Perhaps @marcus could once again save the day here?

 

[Chronos]

It might be simpler to view z and D in terms of the scale factor of the universe - see http://www.physics.fsu.edu/users/ProsperH/AST3033/cosmology/ScaleFactor.htm for a brief discussion.

 

[JohnnyGui]

It might be simpler to view z and D in terms of the scale factor of the universe - see http://www.physics.fsu.edu/users/ProsperH/AST3033/cosmology/ScaleFactor.htm for a brief discussion.

Thanks, looks like a very good read to me. I'll dive into it. Isn't there a pm system on here so I can give @marcus a holler about my previous question?

 

[marcus]

Anyway, if D is based on the luminosity distance, then I would think that luminosity is based on the observed wavelength that was originally emitted when a star was in its first position and I would conclude that D is D1...

... Isn't there a pm system on here so I can give @marcus a holler about my previous question?

Hi JG, I haven't been following this thread and I'm not sure what D, and D1 and D2 are. I think luminosity is based on the RECEIVED wavelengths. I'm often mistaken at first and have to look things up. I'll look up "luminosity distance" and correct this if I'm mistaken.

You seem pretty well-informed and to be thinking clearly about this stuff so you probably realize already what I'm saying: distance reduces the received watts per cm^2 in two ways.
A. the energy is more spread out. It falls off as R^2 where R is the distance to the source by the time the light gets to us. Expansion contributes to the present distance to the source. So expansion contributes to R and reduces luminosity that way.
B. expansion also lengthens the wavelengths and so it drains energy from the light that way. You know the energy of a photon E =ħω so reducing the frequency (by wavestretch) reduces the energy of each photon AND expansion reduces the rate photons are arriving. So there is a kind of (z+1)² factor killing the energy FLUX.

So expansion reduces the watts per cm^2 on the detector surface TWO ways. By increasing the distance so things are more spread out, and by reducing the flux the other ways I mentioned.
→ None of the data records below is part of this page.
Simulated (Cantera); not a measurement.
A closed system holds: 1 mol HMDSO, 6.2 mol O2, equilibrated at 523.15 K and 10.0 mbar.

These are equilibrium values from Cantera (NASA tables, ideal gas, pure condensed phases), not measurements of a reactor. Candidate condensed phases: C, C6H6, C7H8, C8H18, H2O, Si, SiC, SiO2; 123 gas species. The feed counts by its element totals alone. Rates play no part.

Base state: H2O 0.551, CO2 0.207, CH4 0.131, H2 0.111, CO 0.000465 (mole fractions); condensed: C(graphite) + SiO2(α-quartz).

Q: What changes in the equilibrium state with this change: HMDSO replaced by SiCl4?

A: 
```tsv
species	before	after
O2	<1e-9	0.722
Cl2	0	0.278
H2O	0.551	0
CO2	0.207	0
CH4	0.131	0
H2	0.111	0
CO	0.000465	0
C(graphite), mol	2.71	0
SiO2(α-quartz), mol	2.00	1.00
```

I may be just confusing things by commenting like this without understanding what you are talking about : ^) I'll go look up "luminosity distance" and review that. Do you want to kind of summarize what your question is, so people just joining the thread can understand what it is about?

 

[marcus]

Damn! Astronomers have some pretty dumb conventions. Terminology is a proliferating accumulation of historical accidents.

Wikipedia on "luminosity distance" (D_L)indicates that the effect of redshift is NOT ALLOWED FOR in the definition of D_L
==quote==
Another way to express the luminosity distance is through the flux-luminosity relationship. Since,

where F is flux (W·cm−2), and L is luminosity (W),... From this the luminosity distance can be expressed as:

The luminosity distance is related to the "comoving transverse distance"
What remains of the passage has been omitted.